By Romeo Ranoco
Long before U.S. President Barack Obama allowed female soldiers to be deployed for combat duties, the Philippines has been doing exactly that for several years, in particular among those in the Marines.
I was excited to photograph some of the women during a military exercise at a Marine base south of the capital Manila. This was not the first time that I had taken pictures of female soldiers during training exercises, but I volunteered again because this time I would be documenting new recruits.
I arrived at the base in the afternoon and was immediately briefed by the training officers, discussing my interest and the pictures that I would like to take. I wanted to take pictures of female soldiers trying out to join the “few and proud” Marines, showing their capabilities and comparing their skills, stamina and endurance with male soldiers.

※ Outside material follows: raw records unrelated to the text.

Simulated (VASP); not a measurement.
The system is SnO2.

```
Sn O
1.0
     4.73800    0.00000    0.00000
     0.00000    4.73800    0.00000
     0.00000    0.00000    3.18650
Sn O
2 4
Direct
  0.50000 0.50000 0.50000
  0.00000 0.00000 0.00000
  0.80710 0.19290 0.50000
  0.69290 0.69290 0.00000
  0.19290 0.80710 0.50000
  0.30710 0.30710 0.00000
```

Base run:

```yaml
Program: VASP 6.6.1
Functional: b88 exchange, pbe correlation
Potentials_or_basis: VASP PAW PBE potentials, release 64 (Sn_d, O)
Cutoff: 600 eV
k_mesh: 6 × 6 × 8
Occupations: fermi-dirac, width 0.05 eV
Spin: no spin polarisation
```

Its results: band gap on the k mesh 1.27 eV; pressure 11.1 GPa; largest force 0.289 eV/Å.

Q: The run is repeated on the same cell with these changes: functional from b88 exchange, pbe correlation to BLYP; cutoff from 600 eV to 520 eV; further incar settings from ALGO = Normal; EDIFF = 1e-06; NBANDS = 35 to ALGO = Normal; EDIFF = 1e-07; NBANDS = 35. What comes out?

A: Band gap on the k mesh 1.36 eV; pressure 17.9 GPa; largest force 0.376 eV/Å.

There were 30 new women soldiers, about a platoon-size, trying out to be part of a Marine reconnaissance company to be organized for deployment on a troubled southern island in the Philippines. I found them fumbling over a rubber boat as they responded with confusion to orders barked by a drill sergeant. But, as they kept on rehearsing how to position themselves in a rubber boat, they were able to perfect the drills with amazing precision.
That night, I visited the women’s barracks and my camera captured them cleaning their assault rifles. A female Marine who escorted me allowed me to take some more pictures of the recruits dismantling, cleaning and putting their assault rifles back together.